1. **Purpose of Sampling**:
   - We examine a sample of the entries in each embedding to get a sense of what the model output looks like. This inspection is particularly important for understanding the kind of vector representations that the model generates for different sentences.

2. **Printing Embedding Samples**:
   - For each embedding, we print the first 10 entries of the vector. This subset provides a glimpse into the embedding without overwhelming us with the entire high-dimensional vector.
   - The command `embedding[:10]` is used to slice the first 10 elements of each embedding vector.

#### Why Sampling is Important:

- **Quality Check**: Sampling the embeddings allows us to perform a quick quality check, ensuring that the embeddings are not degenerate (e.g., all zeros) and have meaningful values.
- **Understanding Model Output**: Seeing a portion of the embedding vectors helps in gaining an intuitive understanding of the model's output, which can be important for debugging and further model development.

This exploration of the embeddings is a key step in familiarizing ourselves with the model's output, setting the stage for further analysis or integration of these embeddings into downstream tasks.

Let's inspect the samples from our generated embeddings.

In [6]:
for i, embedding in enumerate(embeddings1):
    print(f"The sample of the first 10 entries in embedding {i + 1} is: {embedding[:10]}")

The sample of the first 10 entries in embedding 1 is: [ 0.04866192 -0.03687946  0.02408808  0.03534171 -0.12739632  0.00999414
  0.07135344 -0.01433522  0.04296691 -0.00654414]
The sample of the first 10 entries in embedding 2 is: [-0.03879027 -0.02373698  0.01314073  0.03589077 -0.01641303 -0.0857707
  0.08282158 -0.03173266  0.04507608  0.02777079]


### Native Model Loading in MLflow for Extended Functionality

In addition to loading our model as a generic Python function (`pyfunc`), MLflow also supports native loading of Sentence Transformer models. This approach allows us to utilize the full range of functionalities, methods, and attributes inherent to the Sentence Transformer model, which can be crucial for certain NLP tasks that extend beyond simple embedding generation.

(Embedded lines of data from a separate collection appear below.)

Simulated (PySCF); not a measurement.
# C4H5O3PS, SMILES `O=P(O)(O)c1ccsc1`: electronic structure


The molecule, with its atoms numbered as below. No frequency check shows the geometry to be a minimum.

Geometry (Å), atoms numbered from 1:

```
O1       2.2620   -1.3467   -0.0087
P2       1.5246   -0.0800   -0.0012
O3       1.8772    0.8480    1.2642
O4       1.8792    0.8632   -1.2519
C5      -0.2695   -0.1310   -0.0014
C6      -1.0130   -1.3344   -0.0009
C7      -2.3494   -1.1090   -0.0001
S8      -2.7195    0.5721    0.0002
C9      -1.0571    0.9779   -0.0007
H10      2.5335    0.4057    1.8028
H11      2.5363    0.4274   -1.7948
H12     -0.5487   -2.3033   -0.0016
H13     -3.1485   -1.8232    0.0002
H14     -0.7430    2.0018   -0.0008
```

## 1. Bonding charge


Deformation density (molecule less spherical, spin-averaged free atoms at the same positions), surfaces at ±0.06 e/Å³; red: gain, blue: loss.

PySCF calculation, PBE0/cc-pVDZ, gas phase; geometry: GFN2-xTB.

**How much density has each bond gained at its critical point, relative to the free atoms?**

#### Why Support Native Loading?

1. **Access to Native Functionalities**:
   - By loading the model natively, we can access all the native functionalities of the Sentence Transformer model. This is particularly important for tasks that require specific methods or attributes not exposed through the generic `pyfunc` interface.
   - Native loading is essential for scenarios where advanced model functionalities are needed, such as fine-tuning, further training, or using specific model methods for complex NLP tasks.

2. **Loading the Model Natively**:
   - We use `mlflow.sentence_transformers.load_model` to load the model natively. This method is specifically designed for models logged using the Sentence Transformers flavor in MLflow.
   - The model is loaded using its unique model URI, ensuring that we retrieve the correct version of the model that we previously logged.

#### Generating Embeddings Using Native Model:

1. **Model Encoding**:
   - After loading the model natively, we use the `encode` method of the Sentence Transformer model to generate embeddings for our test sentences.
   - This `encode` method is part of the native Sentence Transformer model and provides optimized functionality for converting sentences into embeddings.

2. **Importance of Native Encoding**:
   - Using the native `encode` method ensures that we are leveraging the model's full capabilities in terms of embedding generation.
   - It allows for a more flexible and potentially more efficient embedding process, especially for complex or large-scale NLP applications.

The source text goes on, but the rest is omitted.